It is also interesting to compare NV with NIV, as this ratio is not dependent on the nitrogen abundance, although NIV is detected (or reported) less frequently in AGN. In the well-studied type 1.8 AGN at z = 5.5, GS-3073 (refs. ^16,30,64), the NV is five times fainter than NIV, which would be totally undetected in our spectrum. In the type 1 quasars explored in ref. ⁶⁵, the NIV broad line is very strong, whereas NV is undetected, with an upper limit that is about 10 times lower than the NIV flux.

NeV is also not detected, neither in the grating nor in the prism spectrum. The upper limit on the NeV/NeIII ratio is about 0.2. However, in ref. ⁶³, the authors have shown that AGN models can have NeV/NeIII as low as 10⁻²−10⁻⁴. Hence the non-detection of NeV is also not constraining about the presence of an AGN.

Finally, we note that AGN accreting at super-Eddington rates have a lower energy cutoff, and hence are less likely to emit hard photons that can produce highly ionized species, such as NV and NeV.

HeII and CIV

HeII is detected in the prism and, more marginally, in the grating (Extended Data Fig. 1).

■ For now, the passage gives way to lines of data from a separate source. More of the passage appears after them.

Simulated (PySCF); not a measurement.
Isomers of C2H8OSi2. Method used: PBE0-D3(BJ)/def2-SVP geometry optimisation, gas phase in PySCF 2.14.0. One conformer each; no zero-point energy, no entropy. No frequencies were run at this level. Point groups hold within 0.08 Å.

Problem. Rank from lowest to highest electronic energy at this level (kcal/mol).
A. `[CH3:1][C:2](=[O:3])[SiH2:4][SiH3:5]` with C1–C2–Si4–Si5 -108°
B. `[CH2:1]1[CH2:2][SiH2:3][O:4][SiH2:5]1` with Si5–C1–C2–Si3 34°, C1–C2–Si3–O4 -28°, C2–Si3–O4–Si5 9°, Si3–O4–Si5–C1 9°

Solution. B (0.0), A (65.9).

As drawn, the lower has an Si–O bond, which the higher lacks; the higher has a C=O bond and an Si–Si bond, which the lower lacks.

As already discussed, CIV is detected in the grating, but with a P-Cygni profile, hence its flux is a lower limit because of self-absorption.

The interpretation of these limits using photoionization models is very much model-dependent. We illustrate this in Extended Data Fig. 3a,b. Specifically, Extended Data Fig. 3a, as in ref. ⁹, shows the location of GN-z11 on the CIII]/CIV versus HeII/CIII] diagram and in which the red-squared and blue-starred symbols show the location of models from refs. ^10,66 for the NLR of AGNs and for star-forming galaxies, respectively, and in a range of about ±0.3 (see legend) dex of the metallicity inferred in ref. ⁹ for GN-z11. GN-z11 can be consistent with both AGN and star-forming models.

Extended Data Fig. 3b shows the same diagram in which we instead plot the models from ref. ⁶⁷, in the same (low) metallicity range for both AGN and SF galaxies. In this case, GN-z11 is much more consistent with the AGN models and inconsistent with the models for star-forming galaxies.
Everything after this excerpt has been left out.